After due notice and hearing upon this application the referee entered an order on November 4, 1939, denying the relief sought.

On November 14, 1939, the appellant petitioned the district court for a review of the orders of June 21, 1939, and November 4, 1939. In her petition she alleged that the referee had exceeded his authority in denying a stay of the foreclosure proceedings instituted by appellee in the state court. The prayer of the petition was that the court set aside the orders of the referee; that the court grant a stay of the foreclosure proceedings; and that the court direct the referee to proceed in accordance with the provisions of the statute. Pursuant to this petition the district court on November 17, 1939, entered its order allowing the review and directing the referee to certify to the court the entire record of the proceedings had before him.

On December 2, 1939, following a hearing, the district court signed an order which was filed on December 4, 1939, directing that "the orders appealed from, dated June 21, 1939, and November 4, 1939, should be and the same are hereby approved."

On December 5, 1939, the appellant filed a motion for a rehearing, asking the court to reconsider its order of December 2, 1939. In her motion she called the attention of the court to the decision of the Supreme Court in the case of John Hancock Mutual Life Insurance Company v. Bartels, 308 U.S. 180, 60 S. Ct. 221, 84 L. Ed. 176, decided December 4, 1939. At the conclusion of a hearing on January 15, 1940, the court entered an order denying the motion for a rehearing.
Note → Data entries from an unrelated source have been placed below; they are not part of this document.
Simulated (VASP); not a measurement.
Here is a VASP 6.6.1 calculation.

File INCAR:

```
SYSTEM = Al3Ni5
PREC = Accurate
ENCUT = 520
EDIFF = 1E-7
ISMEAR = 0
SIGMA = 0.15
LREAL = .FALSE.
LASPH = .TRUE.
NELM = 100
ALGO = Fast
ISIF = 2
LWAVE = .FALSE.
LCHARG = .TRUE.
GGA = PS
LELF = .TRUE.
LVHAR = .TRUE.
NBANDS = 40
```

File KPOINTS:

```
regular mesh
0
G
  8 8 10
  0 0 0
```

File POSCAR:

The decision of the Supreme Court in the Bartels case clearly demonstrated that the orders of the referee were erroneous. In approving those orders in its order of December 2, 1939, the district court apparently relied upon the decisions of this court in Cowherd v. Phoenix Joint Stock Land Bank, 8 Cir., 99 F.2d 225, and Bender v. Federal Farm Mortgage Corporation, 8 Cir., 99 F.2d 252, holding that whenever it appears that no reasonable hope for the financial rehabilitation of the debtor exists and that the liquidation of his property is inevitable the court should dismiss his petition. In the Bartels case [308 U.S. 180, 60 S. Ct. 223, 84 L. Ed. 176], the Supreme Court held: "The subsections of Section 75 which regulate the procedure in relation to the effort of a farmer-debtor to obtain a composition or extension contain no provision for a dismissal because of the absence of a reasonable probability of the financial rehabilitation of the debtor. Nor is there anything in these subsections which warrants the imputation of lack of good faith to a farmer-debtor because of that plight." The court declared that the purpose of § 75 was to afford relief to such debtors who found themselves in economic distress however severe; and it pointed out that the procedure under the statute is intended to protect all interests. This decision of the Supreme Court in effect reversed the decisions of this court in the Cowherd and Bender cases, supra, and placed a contrary construction on the Act.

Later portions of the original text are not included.